Step 1/6. Create Datadog team

To demonstrate the Datadog Incident Management plugin, create a team in Datadog. In the Datadog web UI, navigate to the Teams tab and click on New Team to create a new Datadog team. Name it "Teleport Access".

We will configure the Datadog Incident Management plugin to route certain access requests to the "Teleport Access" team.

Step 2/6. Define RBAC resources

Before you set up the Datadog Incident Management plugin, you will need to enable Role Access Requests in your Teleport cluster.

Create a requester and reviewer role

For the purpose of this guide, we will define an editor-requester role, which can request the built-in editor role, and an editor-reviewer role that can review requests for the editor role.

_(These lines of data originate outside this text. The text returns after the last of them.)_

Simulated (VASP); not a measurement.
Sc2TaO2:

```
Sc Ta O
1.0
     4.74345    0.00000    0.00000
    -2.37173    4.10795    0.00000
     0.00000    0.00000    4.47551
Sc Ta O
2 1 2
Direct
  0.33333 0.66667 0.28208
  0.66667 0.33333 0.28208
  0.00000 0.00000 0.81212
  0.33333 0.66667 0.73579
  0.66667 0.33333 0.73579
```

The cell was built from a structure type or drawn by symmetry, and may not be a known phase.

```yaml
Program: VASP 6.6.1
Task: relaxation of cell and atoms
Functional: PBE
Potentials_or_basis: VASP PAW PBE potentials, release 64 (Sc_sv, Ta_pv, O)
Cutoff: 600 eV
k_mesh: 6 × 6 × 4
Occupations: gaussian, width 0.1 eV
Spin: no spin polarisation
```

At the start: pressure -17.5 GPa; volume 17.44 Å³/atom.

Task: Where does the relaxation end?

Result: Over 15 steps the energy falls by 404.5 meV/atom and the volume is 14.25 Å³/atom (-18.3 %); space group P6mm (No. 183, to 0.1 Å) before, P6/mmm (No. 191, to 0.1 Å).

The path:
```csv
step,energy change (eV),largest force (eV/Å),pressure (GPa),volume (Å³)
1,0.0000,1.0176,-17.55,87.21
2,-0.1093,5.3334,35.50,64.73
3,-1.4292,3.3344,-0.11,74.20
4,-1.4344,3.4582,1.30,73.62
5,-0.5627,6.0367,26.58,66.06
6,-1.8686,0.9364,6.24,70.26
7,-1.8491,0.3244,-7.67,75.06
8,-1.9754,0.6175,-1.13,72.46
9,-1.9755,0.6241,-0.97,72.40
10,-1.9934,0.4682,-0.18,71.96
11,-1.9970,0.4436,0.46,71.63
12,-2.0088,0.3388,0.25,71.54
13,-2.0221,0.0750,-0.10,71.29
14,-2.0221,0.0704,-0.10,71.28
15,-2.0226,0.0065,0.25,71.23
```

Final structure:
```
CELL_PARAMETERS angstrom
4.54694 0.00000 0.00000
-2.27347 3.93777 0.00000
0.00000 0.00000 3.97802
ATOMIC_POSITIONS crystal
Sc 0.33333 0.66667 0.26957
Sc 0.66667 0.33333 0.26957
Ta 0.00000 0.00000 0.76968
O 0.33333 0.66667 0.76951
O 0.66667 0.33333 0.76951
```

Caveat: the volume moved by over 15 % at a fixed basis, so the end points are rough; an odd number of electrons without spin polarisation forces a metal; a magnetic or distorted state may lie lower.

In the Teleport WebUI navigate to Management -> Access -> Roles. Then select Create New Role and create the desired roles.

kind: role
version: v7
metadata:
name: editor-reviewer
spec:
allow:
review_requests:
roles: ['editor']
---
kind: role
version: v7
metadata:
name: editor-requester
spec:
allow:
request:
roles: ['editor']
thresholds:
- approve: 1
deny: 1

Create a requester and reviewer user

First, assign yourself the editor-reviewer role. This will allow your user to review Access Requests for the editor role. To edit your user roles navigate to Management -> Access -> Users, then for your user select Options -> Edit and add the editor-reviewer role.

Next, create a user called myuser@example.com who has the editor-requester role. Later in this guide, you will create an Access Request as this user to test the Datadog plugin. To this user, navigate to Management -> Access -> Users. Then select Enroll Users and create a user with the editor-requester role.

You should end up with two users that look like this:

Step 3/6. Generate Datadog credentials

The Access Request plugin for Datadog receives Access Request events from the Teleport Auth Service, formats them into Datadog incidents, and sends them to the Datadog API. For this to work, you must provide a valid Datadog API and Application key to the Teleport plugin.

Generate a Datadog API key

First, in the Datadog web UI navigate to Organization Settings -> Access -> API Keys to view your organization's API keys. To generate a new API key, click on New Key and name it "Teleport Access". Copy the API key to paste in a later step.

Create a Datadog Service Account

Next, navigate to Organization Settings -> Identity & Accounts -> Service Accounts to view your organization's service accounts. To create a new service account, click on New Service Account and name it "Teleport Access". You can provide whatever email you'd like to associate with the service account, then assign the role "Datadog Standard Role". This role provides the required permissions necessary to manage the Teleport Access Request incidents.

Now click on the "Teleport Access" service account that was just created and click on the Application Keys tab and click on New Key and name it "Teleport Access" to create a new Application key. Copy the Application key to paste in a later step.

Step 4/6. Enroll the Datadog Incident Management plugin

At this point, you're now ready to enroll the Datadog Incident Management plugin. Navigate to Access Management -> Enroll New Integration -> Datadog.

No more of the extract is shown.